Wholesale Craft Show Do’s and Don’ts – Tips for Artists

Margarita FolkPosted by

This is a companion piece to my article, “Fine Craft Wholesale Shows: A Review of the Philadelphia Buyer’s Market Visiting Artists Program,” also on this site.

In June, 2006 I attended the Philadelphia Buyer’s Market of American Craft Visiting Artists Program. The presenters offered lots of wisdom and nuts-and-bolts tips on wholesaling for artists just starting out in the wholesale market. Here are a few of the golden nuggets I picked up:

Craft consultant Bruce Baker and gallery owner Nancy Marcoe suggested finding markets not just at craft shows, but also at professional association conventions and special interest shows – anywhere potential customers may be. To keep on top of trends, watch TV commercials and subscribe to three magazines – such as Real Simple, W Magazine, and Vanity Fair – just to look at the pictures: “The trail to the market is through trends.”

Common markup for galleries is 2.2 to 3, especially in higher rent areas. Your wholesale prices should reflect that. Tell customers that if a line doesn’t work for them, they can trade it back. While a grouping of your work might sell well, the last stranded three will likely sit there forever, said Baker. Rather than let those pieces wend their way into the “Sale” basket, why not offer to trade them for fresh inventory with new designs?

Inside your shipping box, pack a list of selling points for the sales staff (along with a couple of chocolate truffles). The staff will get instant sales training tailored to your work when they put your pieces on display.

In a tough economy, artists are smart to have low price points as well as high. To keep artists’ production costs down, lower priced pieces should require very little finishing.

One benefit to wholesaling over retailing is the relative ease with which one can build a national reputation (“The banks will love it, and so will Mom and Dad,” said Baker).

Baker also touched upon key operational strategies – from sourcing inventory (“Play hardball with your suppliers”) to shipping (“Keep all promises”). Merchant card services have phased out the “proforma” method of order taking. Today, all you need to do is take the customer’s credit card number and run it through when you ship.

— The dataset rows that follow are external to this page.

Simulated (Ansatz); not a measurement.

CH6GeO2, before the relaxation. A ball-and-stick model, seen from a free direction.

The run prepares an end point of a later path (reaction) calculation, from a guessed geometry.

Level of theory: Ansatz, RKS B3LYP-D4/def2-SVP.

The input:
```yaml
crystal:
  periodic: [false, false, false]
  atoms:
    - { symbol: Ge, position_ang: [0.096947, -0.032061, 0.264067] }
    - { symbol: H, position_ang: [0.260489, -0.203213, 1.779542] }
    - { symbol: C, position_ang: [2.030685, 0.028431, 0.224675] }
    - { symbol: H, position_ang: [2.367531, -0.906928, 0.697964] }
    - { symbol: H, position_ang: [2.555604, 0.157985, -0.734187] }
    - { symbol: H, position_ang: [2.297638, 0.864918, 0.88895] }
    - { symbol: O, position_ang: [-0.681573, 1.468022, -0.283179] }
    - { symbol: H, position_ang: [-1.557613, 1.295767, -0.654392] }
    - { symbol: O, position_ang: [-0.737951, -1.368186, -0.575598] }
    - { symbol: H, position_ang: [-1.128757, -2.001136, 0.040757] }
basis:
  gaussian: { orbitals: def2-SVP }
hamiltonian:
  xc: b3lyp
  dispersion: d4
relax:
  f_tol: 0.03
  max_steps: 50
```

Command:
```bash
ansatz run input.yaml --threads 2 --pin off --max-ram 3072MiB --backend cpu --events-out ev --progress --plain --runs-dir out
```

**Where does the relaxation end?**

Good contracts are vital to operations, noted Judie Raiford of Raiford Gallery. “Don’t leave anything to chance.” Fulfilling your responsibilities is paramount: “Deliver on time, and deliver what you promise.” Spread out your work across the country. “Don’t be in two galleries within emotional distance from one another,” said Raiford.

Omit contact information from your “care cards” (the information cards passed out to customers). Gallery owners bristle at the idea of customers using their space as glamorous showrooms for your online store. I heard this message repeatedly during the weekend: If you’re trying to wholesale and you have shopping cart capability on your website, you will be shunned.

Wendy Rosen explained that multiple revenue streams are often a must for artists. Think about selling some production pieces under a separate company name (a la Dale Chihuli’s Portland Press sidelines), writing books, and developing specialized products for narrower markets. For example, at the National Baptist Convention there’s a market just for fancy hats, selling for $1,000 each.